Tuesday, February 19, 2008
Fidel Castro, Cuba's autocratic ruling president, resigned today. This ends over a half of a century of rule by him, the longest rule by a head of government in the world. His control of Cuba began in 1959, reshaping the island nation into a communist state, and made Fidel Castro a communist icon and a relentless opponent of U.S. policy. Fidel's 76-year-old brother, Raul Castro, will take the reins of the government, freeing him to implement reforms he has suggested at since taking over as the acting president of Cuba when illness engulfed Fidel Castro in July of 2006.
The Bush Administration has made public its hopes that Fidel's resignation may bring about a democratic transition. Raul Castro, though not as hardline as Fidel, is hardly one to suddenly welcome democracy, so doubts regarding such a transition remain high.
Cubans did not receive the news of Castro's resignation on the official state radio until hours after the news became available on the internet. Reports state that Cubans have received this news with a mix of sadness and hope. Cuban exiles in America are accepting the news as a possible first step toward change, but understand that the change of the person does not necessarily signify a change of the system.

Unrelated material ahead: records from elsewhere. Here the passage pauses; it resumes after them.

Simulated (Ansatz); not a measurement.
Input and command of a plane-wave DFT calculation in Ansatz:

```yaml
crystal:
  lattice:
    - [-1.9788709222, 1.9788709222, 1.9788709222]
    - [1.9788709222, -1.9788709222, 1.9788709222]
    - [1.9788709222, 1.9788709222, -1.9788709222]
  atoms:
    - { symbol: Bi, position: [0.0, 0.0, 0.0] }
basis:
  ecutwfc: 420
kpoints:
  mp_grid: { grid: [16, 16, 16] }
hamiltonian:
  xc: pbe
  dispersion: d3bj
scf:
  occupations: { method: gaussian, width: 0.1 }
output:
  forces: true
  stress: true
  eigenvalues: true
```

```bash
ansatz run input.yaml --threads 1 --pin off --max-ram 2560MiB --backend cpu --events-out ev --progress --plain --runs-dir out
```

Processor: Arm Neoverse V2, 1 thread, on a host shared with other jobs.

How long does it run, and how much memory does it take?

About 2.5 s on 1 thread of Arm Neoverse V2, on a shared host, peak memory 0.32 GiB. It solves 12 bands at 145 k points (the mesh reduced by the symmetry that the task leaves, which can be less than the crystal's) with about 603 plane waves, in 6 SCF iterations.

The United States Government, in light of this news, does not plan to change U.S. policy toward Cuba, or lift its embargo on Cuba. In 2005 a detailed plan was created for American assistance to ensure a democratic transition on Cuba after Castro's death, but Cuban officials have continually insisted that the socialist political and economic systems in Cuba will outlive Fidel Castro.
Cuba has remained communist under his ironclad rule even after the breakup of the Soviet Union and the collapse of communism across Eastern Europe. Nonetheless, Fidel Castro, during his rule, has been nothing more than a dictator whose totalitarian government has systematically denied individual freedoms and civil liberties.